Friday, February 11, 2011

The latest Microsoft outrage

I am not a big fan of Microsoft. But I had been hearing relatively good things about Windows 7. I don't have a lot of use for Windows myself, but I do have a need on occasion to support others, so I figured it would be a good idea to upgrade my Fusion VM from XP to Windows 7, if for no other reason than to get some experience and learn where all the knobs moved.

So after checking the box very, very carefully to insure it was, I bought the box that included the Windows 7 Home Premium upgrade.

It is absolutely legitimate to upgrade from XP to 7.

While I was at it, I wanted to switch from 32 bit to 64 bit mode. The only way to do that is with a clean install.

Well, that's fine. When my Dad upgraded to Vista, his disk was unbootable, so we did a clean installation of Vista and called up the activation center and they engaged a special workaround that finessed it.

So a few days in, now, and Windows pops up the activation dialog. I put in the key in the box, and it complains that it's an upgrade key. So I call up Microsoft and they tell me to pound sand - that the only recourse is to reinstall XP and then install Windows 7 on top of that.

So, in short, once again, Microsoft takes something really, really simple, and makes it impossible, in a way that benefits absolutely nobody.

Sunday, February 6, 2011

ZFS and Cyrus

ZFS allows you to take snapshots of live filesystems, which is a great way to solve the 'oops, I deleted the wrong file' backup problem. 'zfs send' for snapshots allows you to effectively deal with the disaster recovery problem. Snapshots are smart in that they only make copies of new or modified files.

Where this breaks down, unfortunately, is things like databases, where relatively large files wind up being treated as modified and copied into each snapshot. It's much better to use the database's own tools to generate backups, which tend to be much smaller. They also are safer, as a snapshot of a running database may wind up not being cleanly recoverable (obviously they're supposed to be, if the database is fully ACID compliant, but there is always a difference between theory and practice).

Fortunately, zfs makes it cheap and easy to create separate filesystems for data that has different needs.

Cyrus IMAP, unfortunately, by default mixes two different flows of data together - each mailbox directory has one message per file, plus a handfull of opaque database files that are always changing as the content of the mailbox changes. What's more, these database files are entirely reconstructible, so backing them up is unnecessary.

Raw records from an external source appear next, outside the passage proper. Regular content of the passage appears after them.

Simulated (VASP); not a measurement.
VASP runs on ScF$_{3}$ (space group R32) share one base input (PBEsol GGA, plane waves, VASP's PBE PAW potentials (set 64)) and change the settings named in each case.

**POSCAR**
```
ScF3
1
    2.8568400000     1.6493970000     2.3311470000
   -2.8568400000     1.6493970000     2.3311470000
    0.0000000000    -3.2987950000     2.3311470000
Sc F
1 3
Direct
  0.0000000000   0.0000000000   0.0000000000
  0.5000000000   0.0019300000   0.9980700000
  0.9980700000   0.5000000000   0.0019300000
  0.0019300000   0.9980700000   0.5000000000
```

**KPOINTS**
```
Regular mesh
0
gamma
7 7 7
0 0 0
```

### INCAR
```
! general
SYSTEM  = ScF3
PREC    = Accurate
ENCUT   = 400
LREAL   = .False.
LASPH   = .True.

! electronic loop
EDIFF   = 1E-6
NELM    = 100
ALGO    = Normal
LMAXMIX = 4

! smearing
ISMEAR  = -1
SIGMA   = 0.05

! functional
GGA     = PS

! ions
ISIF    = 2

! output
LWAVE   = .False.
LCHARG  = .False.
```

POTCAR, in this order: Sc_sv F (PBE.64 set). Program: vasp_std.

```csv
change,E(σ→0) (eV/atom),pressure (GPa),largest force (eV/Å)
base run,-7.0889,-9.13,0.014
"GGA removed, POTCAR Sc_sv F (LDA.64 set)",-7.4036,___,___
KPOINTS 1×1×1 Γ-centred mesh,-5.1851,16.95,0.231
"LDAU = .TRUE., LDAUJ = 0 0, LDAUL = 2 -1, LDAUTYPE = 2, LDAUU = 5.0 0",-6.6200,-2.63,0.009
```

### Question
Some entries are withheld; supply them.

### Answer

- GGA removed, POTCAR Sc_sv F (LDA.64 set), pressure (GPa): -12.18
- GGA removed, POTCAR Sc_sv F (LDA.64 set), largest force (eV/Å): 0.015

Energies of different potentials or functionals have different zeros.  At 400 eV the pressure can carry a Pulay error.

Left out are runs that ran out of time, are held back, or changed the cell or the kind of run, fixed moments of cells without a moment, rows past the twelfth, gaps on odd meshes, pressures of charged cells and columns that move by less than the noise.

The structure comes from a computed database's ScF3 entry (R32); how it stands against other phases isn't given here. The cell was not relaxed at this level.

The problem is that you want to snapshot the filesystem where the partition is, but the snapshot will also backup these index files, which is a pointless waste of space.

Fortunately, Cyrus 2.4 has added the ability to separate the meta-data from the partition. This way you can create snapshots of just the mail itself. The snapshots will wind up being much smaller, as a single message will only be present on the disk once (because with cyrus, once a message is written to disk, it's not touched after that).

Before I began, the imapd.conf file had in it:

partition-default: /home/imap-spool

I added to that

metapartition-default: /home/imap-meta

metapartition_files: header index cache expunge squat lock

I created a new zfs filesystem for /home/imap-meta, and chown'd and chmod'd it to match imap-spool. I then shut down the cyrus system.

At this point, there are two choices to migrate. I chose the safer path, which was to simply run 'reconstruct' and then 'find imap-spool -name cyrus\* -delete'. Unfortunately, this resulted in all of the messages being marked as unseen.

The other possible choice would have been to replicate the directory structure under imap-spool to imap-meta, and then move all of the files that don't match the pattern [0-9]*\. from imap-spool to imap-meta.

With either of these paths taken, you should be able to restart Cyrus and see that everything is basically unchanged and still works.

But having done this, you don't have to set up imap-meta for snapshots or backup.